Legal Watch: Supreme Court's Gun Rulings Threaten Academic Freedom

By Edward Swidriski

In March, the AAUP joined an amicus brief in support of a University of Michigan ordinance that prohibits individuals from possessing guns on campus. The case—Wade v. University of Michigan—provides a useful lens for understanding how the US Supreme Court’s recent attacks on gun regulations threaten safety, free-speech rights, and academic freedom at colleges and universities nationwide.

The case has been making its way through Michigan state courts since 2015, when Joshua Wade, a resident of Ann Arbor, filed suit against the university after it denied his request for a waiver allowing him to carry a gun on campus. The ordinance in question, which prohibits individuals from possessing “any firearm or any other dangerous weapon” on university property, has been in place since 2001. At that time, the ordinance’s constitutionality was indisputable. Since its ratification as part of the Bill of Rights in 1791, the Second Amendment had not been thought to protect anything other than what its words indicate: a collective right of each state to maintain a “well regulated Militia.”

In 2008, however, the Supreme Court handed down a highly controversial 5–4 decision in District of Columbia v. Heller, ruling for the first time that the Second Amendment protects an individual right to possess a firearm in one’s own home, even for purposes unconnected with militia service. Two years later, in McDonald v. City of Chicago, the court, again by a bare majority, extended Heller to all fifty states. Although Heller and McDonald were watershed decisions, the court was careful to emphasize the narrowness of its rulings, specifically writing that its decisions should not be read to cast doubt on “longstanding prohibitions on the possession of firearms by felons and the mentally ill, or laws forbidding the carrying of firearms in sensitive places such as schools and government buildings, or laws imposing conditions and qualifications on the commercial sale of arms.” In addition, the court recognized the validity of prohibitions on the carrying of “dangerous and unusual weapons.”

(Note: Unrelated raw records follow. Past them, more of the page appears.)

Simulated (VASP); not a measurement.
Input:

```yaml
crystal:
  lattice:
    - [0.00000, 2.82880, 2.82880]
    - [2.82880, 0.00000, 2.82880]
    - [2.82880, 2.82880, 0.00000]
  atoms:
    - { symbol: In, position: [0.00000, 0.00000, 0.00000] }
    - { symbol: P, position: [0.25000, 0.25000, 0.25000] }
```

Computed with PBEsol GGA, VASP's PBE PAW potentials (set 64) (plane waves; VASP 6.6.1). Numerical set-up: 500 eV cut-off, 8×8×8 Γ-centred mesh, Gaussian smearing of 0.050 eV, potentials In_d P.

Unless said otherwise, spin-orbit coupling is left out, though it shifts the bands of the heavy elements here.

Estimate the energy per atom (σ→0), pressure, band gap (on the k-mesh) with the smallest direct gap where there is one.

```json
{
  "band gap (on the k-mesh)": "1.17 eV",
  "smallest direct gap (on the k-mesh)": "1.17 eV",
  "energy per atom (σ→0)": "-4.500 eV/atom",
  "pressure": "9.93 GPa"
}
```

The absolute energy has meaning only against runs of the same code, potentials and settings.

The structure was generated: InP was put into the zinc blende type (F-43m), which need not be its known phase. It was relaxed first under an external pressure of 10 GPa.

Given the limitations on the Second Amendment that even the very conservative Supreme Court majority in Heller and McDonald was willing to acknowledge, the lawsuit was a clear nonstarter. The trial court and the Michigan Court of Appeals rejected his claims, with both courts holding that a university, as a “school,” is a “sensitive place” where guns can be prohibited, consistent with Heller. But Wade appealed to the Michigan Supreme Court, and while his case was pending there, the US Supreme Court once again upset the constitutional landscape.

In New York State Rifle & Pistol Association, Inc. v. Bruen, decided last June, the six Republican-appointed justices held that the Second Amendment now protects an individual’s right to possess guns outside of the home. They also rejected the legal framework that federal courts across the country had developed for assessing Second Amendment claims. Under that approach, courts would often consider the interests served by gun regulations. But under Bruen, the sole permissible consideration in determining whether a gun restriction is constitutional is whether it is “consistent with the Nation’s historical tradition of firearm regulation.”

Late last year, the Michigan Supreme Court sent the Wade case back to the lower appellate court for further consideration in light of Bruen. Even under Bruen’s gun-friendly test, however, Wade will have to overcome extensive historical evidence of long-standing firearm prohibitions at colleges and universities and at comparably “sensitive” locations, including government buildings and polling places. Building on that evidence, the amicus brief joined by the AAUP demonstrates that, like other historically “sensitive” places where guns have long been prohibited, colleges and universities facilitate the exercise of other constitutional rights—especially academic freedom and freedom of speech and protest—and that the presence of guns on campus will inhibit students and faculty members from fully exercising those rights.

In 2015, the AAUP, along with the Association of American Colleges and Universities and the American Federation of Teachers, issued a joint statement opposing “campus-carry” laws, and in 2018, in the wake of the Parkland, Florida, shooting, the AAUP issued a statement confirming its long-standing opposition to the presence of firearms on college and university campuses. The AAUP will continue working to ensure that institutions of higher education remain places where students and faculty can freely discuss all manner of topics, including sensitive and controversial ideas, without intimidation or violence.

Edward Swidriski is assistant counsel at the AAUP.